So, I feel like posting, and I would post about GS camp and how hilarious Val is etcetera, but I don’t really feel up to it right now. Meh. I will say a few short things about it, though, namely that Val and I made a very funny rendition of “Oh My My My” that my mother may put up on Youtube, and also me, Val, April and Mandy did some kind of dance to this song about California and Val was the rapper dude and her breakdance was just… priceless.
Also, we were all having one of those late-night conversations where everything is really sincere and honest and philosophical, and they had some good thoughts…. Mandy said, “I don’t want to be called hot or cute. I want beautiful.” So then we talked about why beautiful has so much more meaning behind it, and how the others are really just one thing– hot is just describing your looks or your body, cute is just describing some kind of mannerism or maybe the way you do your hair. But beautiful encompasses your whole person, the way you look and act and talk and walk, your personality and just really your core being. Beautiful is just a lot more of a loaded word, one that actually means something when you’re called it.
Well, that seemed all profound at the time, but now that I write it out it seems like something they would put in a cheesy girl-power book. Blehhhh.
In other news, my tomatoes are finally turning red, now like five a day turn and my grandma picks them for me. I am about to get the last of my onions. My humongous sunflowers (they are too big to be called huge, so I had to use humongous… Ginormous would work too) have heads as big as mine which are too heavy for the stalks, so now they lean over and I feel a little sad about that, but oh well. I want to collect the seeds, or dry the heads and hang them up. That sounded creepy, about hanging up heads, but in my mind I’m thinking “oooooo pretty flower for my bedroom”, not Adderhead Fencing Co. (That was a reference only I would get… sigh. I hate that no one understands what I’m talking about. It makes me feel so alone… *overdramatic angst face*)
While on the subject of references only I would get, I have trimmed off the shoots that our tree was growing around its base. Dad thinks it is dying because it was not planted correctly/deep enough, and every time he says that I say, “it keeps ‘smoldering at the roots/and sending up new shoots'”. But anyway I cut the shoots and am hoping to weave a basket out of them, since they are quite flexible. Tomorrow I will get started on that. Also I am wondering if I can make ink from these beautiful berries currently ripening on “the mystery weed” beside our porch. My wonderful mother allowed me to let the weed grow and mature so that I could study it, and I have concluded that it is pokeweed, a plant that is mostly poisonous but certain parts can be eaten a certain way. The berries are numerous and ripen to this rich, dark purple/indigo, but when you squeeze the juice out, the juice is this luminous purple that stains your hands and I think would be some awesome ink, and really cool dye for clothes. Yeah, I pretty much feel like living like a prairie girl… In fact, Erin said this weekend: “I think out of all of us, Pen would survive the longest in Amish Country”. I would but eventually I’d miss some stuff, like showers and computers and musical instruments. I would love making things though, as you can tell.

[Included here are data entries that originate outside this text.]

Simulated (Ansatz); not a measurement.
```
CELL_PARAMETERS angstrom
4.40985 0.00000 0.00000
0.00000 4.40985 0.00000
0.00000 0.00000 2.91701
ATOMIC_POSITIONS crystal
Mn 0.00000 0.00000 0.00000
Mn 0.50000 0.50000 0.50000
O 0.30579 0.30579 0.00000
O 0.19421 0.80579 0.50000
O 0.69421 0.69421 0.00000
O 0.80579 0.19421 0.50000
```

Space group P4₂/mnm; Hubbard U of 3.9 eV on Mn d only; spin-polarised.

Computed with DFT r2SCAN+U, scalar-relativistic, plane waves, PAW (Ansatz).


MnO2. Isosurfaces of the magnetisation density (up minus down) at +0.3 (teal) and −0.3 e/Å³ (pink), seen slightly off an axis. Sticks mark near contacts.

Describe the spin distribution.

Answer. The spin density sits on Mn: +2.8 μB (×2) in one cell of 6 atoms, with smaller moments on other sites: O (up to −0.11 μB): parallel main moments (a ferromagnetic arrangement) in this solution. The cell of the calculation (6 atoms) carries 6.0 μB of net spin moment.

Also I would like to learn how to make and shoot a slingshot. It is my one regret in life that I never did that as a child. (I know I’m still young but I’m not a child. And I’m not being pretentious when I say that. I read YA, I am a YA. End of debate.) And arrows. I want to make arrows. I know how to shoot them (thanks Dad), but I want to know how to make them. I am also thinking of going squirrell hunting with Dad this year… I think hunting is pretty important, so I want to try it out.
I guess I’m getting in a big learning mood because it’s nearing back-to-school… Wait. I liked that one commercial that says: “It’s not back to school. It’s forward to what’s next.” That’s how I prefer it, and the way it really is with my schooling. I always feel like I’m learning new stuff and not just reviewing lame crap. But I think that was a cell phone commercial so whatever. I do not want a cell phone. I will have to get one when I drive alone, though, so I am getting the most minimal one possible and not letting anyone call me on it since it’ll be for emergencies only. Also I am thinking of not owning a microwave when I’m older since microwave food often grosses me out. But we shall see.
I’m reading a new book called American Chestnut: The Life, Death, and Rebirth of the Perfect Tree about the chestnut blight. Veeery interesting. I suppose people other than me might find it boring but I am just absorbed by it. Chestnuts are my dad’s favorite trees and he’d told me about the blight before, so I was excited to find the book… Then I must finish Lilith, too! great book (thanks, Eliza!).
I feel like I’m just going on and on. Also, I want tea.
Yours till the dog-tooth violets bite,
PS: “It’s hard to leave the girl you love/ when your heart is full of hope/ But it’s harder still to find the towel/ when your eyes are full of soap.” I love my autograph book. It’s such an unexpected treasure.